EMC have also breathlessly announced the introduction of “Multi-Core Everything” or MCx as an Operating Environment replacement for FLARE. I thought I’d spend a little time going through what that means, based on information I’ve been provided by EMC.
MCx is a redesign of a number of components, providing functionality and performance improvements for:
- Multi-Core Cache (MCC);
- Multi-Core RAID (MCR);
- Multi-Core FAST Cache (MCF); and
- Active / Active data access.
As I mentioned in my introductory post, the OE has been redesigned to spread the operations across each core – providing linear scaling across cores. Given that FLARE pre-dated multi-core x86 CPUs, it seems like this has been a reasonable thing to implement.
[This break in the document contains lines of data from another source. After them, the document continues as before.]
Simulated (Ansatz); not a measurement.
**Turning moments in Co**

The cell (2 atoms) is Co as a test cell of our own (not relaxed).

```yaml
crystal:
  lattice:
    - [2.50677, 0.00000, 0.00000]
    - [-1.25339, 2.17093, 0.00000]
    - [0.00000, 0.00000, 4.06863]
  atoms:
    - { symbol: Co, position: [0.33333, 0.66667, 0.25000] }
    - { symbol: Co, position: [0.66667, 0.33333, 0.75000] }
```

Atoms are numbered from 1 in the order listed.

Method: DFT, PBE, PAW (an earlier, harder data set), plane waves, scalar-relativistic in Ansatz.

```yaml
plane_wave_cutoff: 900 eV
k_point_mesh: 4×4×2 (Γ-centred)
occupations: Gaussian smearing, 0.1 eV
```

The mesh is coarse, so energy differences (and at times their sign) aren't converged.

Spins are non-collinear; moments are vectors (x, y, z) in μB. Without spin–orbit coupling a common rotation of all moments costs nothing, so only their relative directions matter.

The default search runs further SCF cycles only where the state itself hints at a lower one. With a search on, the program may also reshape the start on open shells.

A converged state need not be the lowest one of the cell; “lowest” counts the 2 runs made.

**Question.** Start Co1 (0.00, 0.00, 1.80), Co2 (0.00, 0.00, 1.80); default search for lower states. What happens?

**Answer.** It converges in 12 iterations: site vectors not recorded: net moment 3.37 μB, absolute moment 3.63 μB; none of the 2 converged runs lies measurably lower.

EMC are also suggesting that this has enabled them to scale out within the dual-node architecture, providing increased performance, at scale. This is a response to a number of competitors who have suggested that the way to scale out in the mid-range is to increase the number of nodes. How well this scales in real-world scenarios remains to be seen.
With MCC, the cache engine has been modularized to take advantage of all the cores available in the system. There is now also no requirement for manually separate space for Read and Write Cache, meaning no management overhead in
ensuring the cache is working in the most effective way regardless of the IO mix. Interestingly, cache is dynamically assigned, allocating space on-the-fly for reads, writes, thin metadata, etc depending on the needs of the system at the time.
The larger overall working cache provides mutual benefit between reads and writes. Note also that data is not discarded from cache after a write destage (this greatly improves cache hits). The new caching model employs intelligent monitoring of pace of disk writes to avoid forced flushing and works on a standardized 8KB physical page size.
MCR introduces some much-needed changes to the historically clumsy way in which disks were managed in the CLARiiON / VNX. Of particular note is the handling of hot spares. Instead of having to define disks as permanent hot spares, the sparing function is now more flexible and any unassigned drive in the system can operate as a hot spare.
There are three policies for hot spares:
- No hot spares; and
The “Recommended” policy implements the same sparing model as today (1 spare per 30 drives). Note, however, that if there is an unused drive that can be used as a spare (even if you have the “No Hot Spare” policy set) and there is a fault in a RAID group, the system will use that drive. Permanent sparing also means that when a drive has been used in a sparing function, that drive is then a permanent part of the RAID Group or Pool so there is no need to re-balance and copy back the spare drive to a new drive. The cool thing about this is that it reduces the exposure and performance overhead of sparing operations. If the concept of storage pools that spread all over the place didn’t freak out the RAID Group huggers in your storage team, then the idea of spares becoming permanent might just do it. There will be a CLI command available to copy the spare back to the replaced drive, so don’t freak out too much.
What I like the look of, having been stuck “optimising” CLARiiONs previously, is the idea of “Portable drives”, where drives can be physically removed from a RAID group and relocated to another disk shelf. Please note that you can’t use this feature to migrate RAID Groups to other VNX systems, you’ll need to use more traditional migration methods to achieve this.
Multi-Core FAST Cache
According to EMC, MCF is all about increased efficiency and performance. They’ve done this by moving MCC above the FAST Cache driver – all DRAM cache hits are processed without the need to check whether a block resides in FAST Cache, saving this CPU cycle overhead on all IOs. There’s also a faster initial warm-up for FAST Cache, resulting in better initial performance. Finally, instead of requiring 3 hits, if the FAST Cache is not full, it will perform more like a standard extension of cache and load data based on a single hit. Once the Cache is 80% full it reverts to the default 3-hit promotion policy.